“Conscious City Guide” Co-Creator Mel Nahas is Leading a Spiritual Revolution

The ”Conscious City Guide” co-creator is shaking up how people interact with spirituality by making the practice far more accessible

For Mel Nahas, co-founder of the Conscious City Guide, together with Kiki Falconer, the concept of consciousness came to her after she’d made a spontaneous decision in the midst of a period in life that many know all too well—a devastating breakup.

Back in 2010, a friend booked her what was meant to be only a one-off session with a Reiki healer. After weeks of breakdowns and days filled with tears, she figured it couldn’t hurt to give the Japanese form of energy healing a try. Nahas says that she walked out of that appointment an entirely new person and with a “huge weight lifted off” her chest. The disruption that her separation from her partner had brought into her life had essentially disappeared.

“I went home and slept really well for the first time that night, woke up the next day, and didn’t feel like crying,” Nahas told LAMag. “I went and booked another session… it was actually that second session which catapulted me more into exploring other modalities of how I could get that same feeling of presence, calmness, and groundedness—without needing her.

“At the end of the day, I’ve learned that we are our own healers… the more that we can empower ourselves, the better,” she added.

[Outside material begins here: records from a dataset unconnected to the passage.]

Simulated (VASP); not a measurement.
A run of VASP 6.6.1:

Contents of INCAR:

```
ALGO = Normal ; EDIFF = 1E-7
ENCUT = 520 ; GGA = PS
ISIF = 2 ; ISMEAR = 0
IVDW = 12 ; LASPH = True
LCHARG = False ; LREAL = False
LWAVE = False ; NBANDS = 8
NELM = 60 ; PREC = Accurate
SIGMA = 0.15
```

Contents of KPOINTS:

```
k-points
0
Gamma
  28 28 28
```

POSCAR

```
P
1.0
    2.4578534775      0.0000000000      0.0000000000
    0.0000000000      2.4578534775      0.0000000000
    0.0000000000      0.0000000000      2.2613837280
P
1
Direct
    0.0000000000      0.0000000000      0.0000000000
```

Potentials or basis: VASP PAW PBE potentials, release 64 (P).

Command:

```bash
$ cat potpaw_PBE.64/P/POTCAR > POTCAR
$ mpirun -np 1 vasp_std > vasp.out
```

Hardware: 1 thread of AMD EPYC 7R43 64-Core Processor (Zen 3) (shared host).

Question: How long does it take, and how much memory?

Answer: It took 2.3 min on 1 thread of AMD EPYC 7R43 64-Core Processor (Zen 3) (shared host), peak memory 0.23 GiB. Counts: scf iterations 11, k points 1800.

Now, as the co-creator of the Conscious City Guide, she’s shaking up how people interact with spirituality by making the practice far more accessible. Whether readers want to practice consciousness—be it via healing, tea ceremonies, yoga, meditation, or other spiritual practices—alone or with a group, the guide provides listings for a multitude of events across the country.

In its essence, consciousness is an awareness of one’s internal and external being; by being more in touch with one’s self, one can be in touch with their thoughts, memories, feelings, sensations, and the environment they find themselves in throughout their everyday lives. The end result is meant to give oneself more control over one’s actions, acknowledgment of one’s thoughts, and control over the reactions to one’s emotions.

(L-R) Founders Mel Nahas & Kiki Falconer (Photo by Leia Marasovich)

Back when Nahas first started the guide in 2010, she was working in the music industry and content in her career—her foray into the world of consciousness was purely a passion project. It still is—but now the guide has become her entire career. This all came together when she applied everything she’s learned, experienced, and produced within the music business to an entirely new culture with the goal of making the experiences of consciousness more collective. The mechanisms of the music industry revolve around a collective experience, so by taking this to the consciousness community, she’s been able to bring its adherents together on a large scale.

And in 2019, Live Nation—the herculean entertainment company—came knocking. It ended up investing in the guide and helped launch it to an entirely new level of popularity. In the end, Nahas said she always saw her two “muses”—music and consciousness—coming together in this way.

“I always had an inkling that a partner and investor like Live Nation would totally make sense and I’m so grateful that they saw what we were doing as well,” Nahas said. “I would say that that the conscious community really embraced [Conscious City Guide]. They, too, wanted a platform to be able to promote what they were doing.”

Nahas and Falconer’s careers and projects hit a new peak when they were approached to curate a series of panels with Paramore’s Hayley Williams for Bonnaroo, under the banner “Sanctuary of Self Love”. During the panel, several celebrities spoke to an audience in the thousands who were there to learn more about the consciousness movement; notable speakers included Hayley Williams of Paramore, pop star Charli XCX, and legendary filmmaker and transcendental meditation champion David Lynch. Nahas described the moment as “thrilling.”

As her guide gains popularity, Nahas says she aims to stick to her core mission of bringing spirituality and self-empowerment back to their roots while still bolstering the movement. This aspect is deeply personal for her, she indicated, as it reflects her own personal work toward self-discovery—which she does not shy away from sharing widely.

“I did an Instagram post a while ago about how I didn’t come into my own Asian-ness…[until] the last five or seven years,” Nahas said. “It’s been a huge internalized racism journey for me. And I’m still on that journey.”

Such a journey of self-reflection is one that everyone should get to experience—and by all indications, Nahas is highly ambitious about getting people on board.

“I do hope that Conscious City Guide is opening [consciousness] up and making it more accessible to everyone,” she said. “Because we believe that what conscious culture stands for is community, self, and planet. And until all of those things are treated as one, there’s a lot of work to do.”